How to add converter for XLMRoberta

Hey,

I want to use XLMRoberta with CTranslate2, I tried to write a Converter based on the Bert example, but my model is not producing the same output as the original model. Maybe you can help here. Btw. it would be nice where you find the information for the converter. I tried to read the paper but was not so super successful.

Here my attempt:

@register_loader("XLMRobertaConfig")
class XLMRobertaLoader(ModelLoader):
    @property
    def architecture_name(self):
        return "XLMRobertaModel"

    def get_model_spec(self, model):
        assert model.config.position_embedding_type == "absolute"

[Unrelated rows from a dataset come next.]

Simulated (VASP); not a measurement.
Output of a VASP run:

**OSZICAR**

        encoder_spec = transformer_spec.TransformerEncoderSpec(
            model.config.num_hidden_layers,
            model.config.num_attention_heads,
            pre_norm=False,
            activation=_SUPPORTED_ACTIVATIONS[model.config.hidden_act],
            layernorm_embedding=True,
            num_source_embeddings=1,
        )

        spec = transformer_spec.TransformerEncoderModelSpec(
            encoder_spec,
            pooling_layer=True,
            pooling_activation=common_spec.Activation.Tanh,
        )

        spec.encoder.scale_embeddings = False

        self.set_embeddings(
            spec.encoder.embeddings[0], model.embeddings.word_embeddings
        )
        self.set_position_encodings(
            spec.encoder.position_encodings, model.embeddings.position_embeddings
        )
        self.set_layer_norm(
            spec.encoder.layernorm_embedding, model.embeddings.LayerNorm
        )

        self.set_linear(spec.pooler_dense, model.pooler.dense)

        for layer_spec, layer in zip(spec.encoder.layer, model.encoder.layer):
            split_layers = [common_spec.LinearSpec() for _ in range(3)]
            self.set_linear(split_layers[0], layer.attention.self.query)
            self.set_linear(split_layers[1], layer.attention.self.key)
            self.set_linear(split_layers[2], layer.attention.self.value)
            utils.fuse_linear(layer_spec.self_attention.linear[0], split_layers)

            self.set_linear(
                layer_spec.self_attention.linear[1], layer.attention.output.dense
            )
            self.set_layer_norm(
                layer_spec.self_attention.layer_norm, layer.attention.output.LayerNorm
            )

            self.set_linear(layer_spec.ffn.linear_0, layer.intermediate.dense)
            self.set_linear(layer_spec.ffn.linear_1, layer.output.dense)
            self.set_layer_norm(layer_spec.ffn.layer_norm, layer.output.LayerNorm)

        return spec

    def set_vocabulary(self, spec, tokens):
        spec.register_vocabulary(tokens)

    def set_config(self, config, model, tokenizer):
        config.unk_token = tokenizer.unk_token
        config.layer_norm_epsilon = model.config.layer_norm_eps

Thank you for your help!

Hi,

I see that the embedding layer model.embeddings.token_type_embeddings is missing.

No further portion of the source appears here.